Updated Elasticsearch framework
Proposal
Bypass the current legacy indexing logic which uses proxies and setup a framework that makes it easy to add and maintain indices.
References
Every document is defined as a reference
that is an indexable entity and can be added to the queue by calling the usual .track!
method. We will define a new abstract class which is extended by new document types. This file has the basic idea.
Reference contract
Search::Elastic::Reference
# Search::Elastic::Reference
attr :database_record, :database_id
def self.deserialize(string)
if ref_klass(string)
ref_klass.instantiate(string)
else
Search::Elastic::Reference::Legacy.instantiate(string)
end
end
def self.preload_database_records(refs)
refs
end
def self.instantiate(string)
raise NotImplementedError
end
# find the class name of the reference. E.g. Search::Elastic::Reference::Vulnerability if the payload contains Vulnerability.

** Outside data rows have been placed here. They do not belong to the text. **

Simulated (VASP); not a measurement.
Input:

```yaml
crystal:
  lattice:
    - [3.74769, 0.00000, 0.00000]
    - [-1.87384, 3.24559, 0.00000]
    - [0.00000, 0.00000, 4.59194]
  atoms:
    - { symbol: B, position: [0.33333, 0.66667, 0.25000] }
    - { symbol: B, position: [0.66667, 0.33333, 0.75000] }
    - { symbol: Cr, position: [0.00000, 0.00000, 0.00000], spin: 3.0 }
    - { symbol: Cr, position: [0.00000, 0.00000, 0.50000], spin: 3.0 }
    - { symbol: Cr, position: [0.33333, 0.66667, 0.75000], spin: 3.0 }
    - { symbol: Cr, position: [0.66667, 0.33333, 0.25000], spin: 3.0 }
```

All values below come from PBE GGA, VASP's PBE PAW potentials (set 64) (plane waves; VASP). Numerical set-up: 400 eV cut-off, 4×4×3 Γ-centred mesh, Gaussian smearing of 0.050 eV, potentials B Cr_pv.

def self.ref_klass(string)
"#{self}::#{first part of delimited string}".safe_constantize
end
def identifier
raise NotImplementedError
end
def routing
nil
end
def as_indexed_json
raise NotImplementedError
end
def index_name
raise NotImplementedError
end
def serialize
raise NotImplementedError
end
Example reference class, e.g. for vulnerabilities
# Search::Elastic::Reference::Vulnerability
override :identifier
def identifier
end
override :routing
def routing
end
override :as_indexed_json
def as_indexed_json
end
override :index_name
def index_name
end
override :serialize
def serialize
end
def self.instantiate(string)
end
Concern for ActiveRecord records
# Search::Elastic::Reference::ActiveRecord
def self.klass
# find database klass from payload, for example Issue
end
def self.preload_database_records(refs)
ids = refs.map(&:database_id)
records = klass.id_in(ids).preload_indexing_data
records_by_id = records.index_by(&:id)
refs.each do |ref|
ref.database_record = records_by_id[ref.database_id.to_i]
end
end
def preload_indexing_data
raise NotImplementedError
end
Example ActiveRecord reference
# Search::Elastic::Reference::Issue
include Search::Elastic::Reference::ActiveRecord
def preload_indexing_data
...
end
Legacy reference that allows DocumentReference to continue working until we phase it out
# Search::Elastic::Reference::Legacy
Definitions per document type
Every document type has a SSOT class which defines everything needed to index and search that document type.
For example
# ee/lib/search/elastic/vulnerabilities.rb
module Search
module Elastic
class Vulnerabilities
def self.index_name
...
end
def self.mappings
...
end
def self.settings
...
end
def self.query_builder
...
end
end
end
We then update elastic/helper.rb
to use these SSOT classes to create the index and alias instead of the proxy classes.
New flow for adding a document type
- Create SSOT file containing mappings, index name, etc.
- Create new Reference class to define how the entity is indexed
- Migration to create the index
- Keep documents up to date (using callbacks, GitLab EventStore or similar)
- Backfill documents
- Write search query using a query builder (later iteration)
- Perform search
We also want to look at having a way to self-register document types like we have in some of our sidekiq middleware (pause control, concurrency limit) instead of keeping a list of defined document types like we have in ES_SEPARATE_CLASSES
.
Advantages
- Getting rid of the legacy code (proxies, multi proxies, etc.) that is hard to understand. Also removing gems we don't really need.
- We are not tied to ActiveRecord models like we currently are. We can index any data.
- Making it easy for our team and other teams to use Elasticsearch. During a pairing session with the vulnerability team, we got the data indexed and searchable within one hour.